Recently I attended a webinar where trends forecaster and author, Michael McQueen, unpacked the mysteries behind the Metaverse. The Metaverse is a virtual world in which people can connect, collaborate, ‘live’ and create. It is a real-time space where individuals and companies alike can socialise, undertake business, learn, and purchase goods, both digital and real. McKinsey (2022) reported that in the first five months of this year, more than $120 billion was invested in building metaverse technology and infrastructure. This year the Australian Open was the first Grand Slam to enter the Metaverse, setting up a replica tournament in Decentraland, a ‘suburb’ of sorts within the Metaverse. Fans were able to “discover the precinct, complete challenges, view historic AO content, interact with players and other tennis fans, all from their laptops”. The Australian Open Artball, a unique fusion of art and technology in the form of a non-fungible token (NFT) generated over $5.5 million from secondary sales.
For children and adults alike, the Metaverse is already here. While most adults struggle to understand how someone could spend $650,000 on a digital yacht that will never set sail on a real sea, or purchase a digital Gucci jumper for thousands of ‘real’ dollars in order to make your avatar more stylish, children are already used to buying ‘skins’ in their online worlds to personalise and individualise their online characters in games such as Roblox.

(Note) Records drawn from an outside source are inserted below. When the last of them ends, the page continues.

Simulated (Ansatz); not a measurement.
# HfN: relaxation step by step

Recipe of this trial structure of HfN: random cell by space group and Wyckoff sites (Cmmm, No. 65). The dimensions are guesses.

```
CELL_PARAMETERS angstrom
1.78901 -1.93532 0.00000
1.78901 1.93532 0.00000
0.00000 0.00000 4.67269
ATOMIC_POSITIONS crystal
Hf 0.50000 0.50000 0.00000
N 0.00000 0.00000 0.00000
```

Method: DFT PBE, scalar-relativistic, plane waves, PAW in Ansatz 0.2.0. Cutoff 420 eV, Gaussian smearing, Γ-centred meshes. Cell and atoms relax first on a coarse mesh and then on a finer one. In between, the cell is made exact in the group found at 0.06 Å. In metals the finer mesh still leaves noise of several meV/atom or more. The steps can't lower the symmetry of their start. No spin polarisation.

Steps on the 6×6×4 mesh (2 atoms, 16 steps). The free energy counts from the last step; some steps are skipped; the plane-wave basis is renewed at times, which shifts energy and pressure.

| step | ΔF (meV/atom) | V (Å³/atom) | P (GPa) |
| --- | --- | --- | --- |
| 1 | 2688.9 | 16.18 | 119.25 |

Our Hillcrest VLC teachers have had fun this week building and exploring digital worlds in an educational platform within the Metaverse. We visited Sydney at the time of the landing of the First Fleet, ‘flying’ high in the sky to gain an aerial view, before teleporting to Mars to check out the surface and living conditions. We then entered a portal into a butterfly enclosure where we learnt alongside students in a school in Mexico who were also uploading their project work so we could compare species between our two countries and practice describing our work in another language.
Microsoft veteran Marc Whitten stated that “the Metaverse will be the biggest ever platform revolution… Bigger than the impact of mobile devices or the web. Every Fortune 1,000 company will need to have a Metaverse strategy”. By engaging students in digital worlds, it not only gives them the opportunities to engage in experiences that they couldn’t do in the ‘real’ world, but also provides teachers and parents increasingly important opportunities to have conversations about digital citizenship, moral and ethical dilemmas in an online world, and issues such as cyber-bullying. The Metaverse is here. We can pretend it’s not, OR we can use it to inform and educate our children as they grow in a world with ever-changing technologies. Let’s be proactive and see how we can develop young men and women who can impact our world – digital and real – for good.